The number of Americans filing for unemployment benefits jumped to a more than two-year high last week amid a surge in applications in hurricane-ravaged Texas, but the underlying trend remained consistent with a strong labor market.
The surge in claims reported by the Labor Department on Thursday offered an early glimpse of Hurricane Harvey’s impact on the economy. The storm unleashed unprecedented flooding in Houston, disrupting oil, natural gas and petrochemical production and forcing a temporary closure of refineries.
As Texas tries to recover from the late August storm, Florida is bracing for Hurricane Irma, which is expected to make landfall over the weekend.
Economists say Harvey could put a dent in third-quarter gross domestic product and hold back job growth in September. But they expect any lost output to be recouped in the fourth quarter and payrolls growth to rebound in October.

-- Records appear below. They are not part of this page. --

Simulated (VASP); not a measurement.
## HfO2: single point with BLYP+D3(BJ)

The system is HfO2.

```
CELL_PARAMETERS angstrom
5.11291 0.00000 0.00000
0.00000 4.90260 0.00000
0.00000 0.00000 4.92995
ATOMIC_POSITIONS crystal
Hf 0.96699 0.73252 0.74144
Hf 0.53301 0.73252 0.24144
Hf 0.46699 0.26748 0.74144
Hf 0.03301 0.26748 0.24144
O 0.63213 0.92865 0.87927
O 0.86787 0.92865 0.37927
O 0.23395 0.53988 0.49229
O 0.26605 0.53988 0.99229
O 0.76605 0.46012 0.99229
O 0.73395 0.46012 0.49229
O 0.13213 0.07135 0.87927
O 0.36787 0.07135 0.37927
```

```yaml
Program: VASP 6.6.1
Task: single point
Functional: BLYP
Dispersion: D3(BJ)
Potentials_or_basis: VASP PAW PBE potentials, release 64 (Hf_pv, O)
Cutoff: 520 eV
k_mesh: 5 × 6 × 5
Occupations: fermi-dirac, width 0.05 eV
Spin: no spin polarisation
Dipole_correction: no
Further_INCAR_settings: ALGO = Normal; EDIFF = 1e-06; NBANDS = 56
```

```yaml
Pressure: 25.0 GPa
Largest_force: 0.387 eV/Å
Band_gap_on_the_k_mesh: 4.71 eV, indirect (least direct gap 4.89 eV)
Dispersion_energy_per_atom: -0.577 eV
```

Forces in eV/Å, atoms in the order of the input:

“The near-term economic impact of what increasingly appears to be two severe natural disasters in close proximity to one another will be a clear negative,” said Jim Baird, chief investment officer at Plante Moran Financial Advisors in Kalamazoo, Michigan. “Having said that, the national economy appears to remain on track.”
Initial claims for state unemployment benefits surged 62,000 to a seasonally adjusted 298,000 for the week ended Sept. 2, the highest level since April 2015, the Labor Department said. The weekly increase was the largest since November 2012. A Labor Department official said last week’s data had been impacted by Hurricane Harvey.